June 3, 2004

WSU Formula SAE Car Team is a Winner

Competes at Silverdome competition

After a year of relentless work building a racecar from scratch, the WSU Formula SAE team got a taste of Indy Racing May 19, coaxing its mini Indy style Car #19 through four days of grueling events at the Pontiac Silverdome.

The sprawling Silverdome parking lot was alive with the sound of highly tuned 600cc horsepower revving engines, the smell of 100 octane fuel, and the colors of 134 college racing teams from all over the globe for the 2004 Formula SAE competition. It featured a kilometer-long endurance event with head-to-head racing, an acceleration event, and a timed autocross event. Cars raced against the clock on courses designed to test acceleration, handling, and cornering abilities.

For the endurance event, up to six cars race through the twisting course at the same time, but competitors are allowed to pass one another only when the slower car is flagged into the passing area to let the gaining car through.

This was the first year of competition for the Wayne State team. Many schools return year after year with experience accumulated from the past. The Society of Automotive Engineers started the Mini-Indy in 1979. This was the precursor to the current Formula SAE, which began in 1981 and provides students with substantial latitude in engineering the chassis, suspension, and powertrain of their vehicle.

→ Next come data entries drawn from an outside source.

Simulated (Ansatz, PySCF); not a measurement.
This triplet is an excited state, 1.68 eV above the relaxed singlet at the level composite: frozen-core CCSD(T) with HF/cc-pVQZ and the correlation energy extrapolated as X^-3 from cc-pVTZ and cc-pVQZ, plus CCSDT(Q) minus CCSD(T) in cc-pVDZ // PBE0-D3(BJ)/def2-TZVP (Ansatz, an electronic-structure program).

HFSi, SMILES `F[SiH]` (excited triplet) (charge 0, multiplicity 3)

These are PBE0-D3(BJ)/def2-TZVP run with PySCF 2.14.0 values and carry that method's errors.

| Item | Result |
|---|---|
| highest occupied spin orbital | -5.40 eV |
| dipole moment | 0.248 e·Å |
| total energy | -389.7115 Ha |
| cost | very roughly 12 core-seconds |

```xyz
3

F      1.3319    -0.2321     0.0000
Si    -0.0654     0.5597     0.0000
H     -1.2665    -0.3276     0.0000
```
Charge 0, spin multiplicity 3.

Both new and veteran school teams spend more time pushing their cars than driving them. The teams tinker for hours, tweaking and coaxing engines, often in haste to get them running for the next event. And although they are in competition against each other, teams constantly share spare parts and equipment. The public address announcer doubles as an on-air bulletin board, making requests for parts and tools ranging from screws to seat belts. Advice is also cheap and plentiful. College teams may be fiercely competitive, but all engineering students share common interests and camaraderie.

Some members on the Wayne State team managed only a few hours sleep a night during the last few weeks before the competition, making final adjustments to the car. It is not uncommon for Formula SAE teams, especially those coming from overseas, to pull all-nighters, said Steve Yaeger, corporate communications and brand manager for SAE. "They were sleeping in trailers and on the ramps in the paddock area."

For the Wayne State team, the first performance event on Friday was Car #19's first road test in the car's final configuration. The team had replaced the snappy gold carbon fiber frame with the racing white one plastered with numerous sponsor decals. After a long frustrating morning struggling with an engine-starting problem, driver Jim Fudym was able to run #19 through a series of pre-tests and compete in the acceleration event. It barely made the next event - the brake-skid competition - before it closed.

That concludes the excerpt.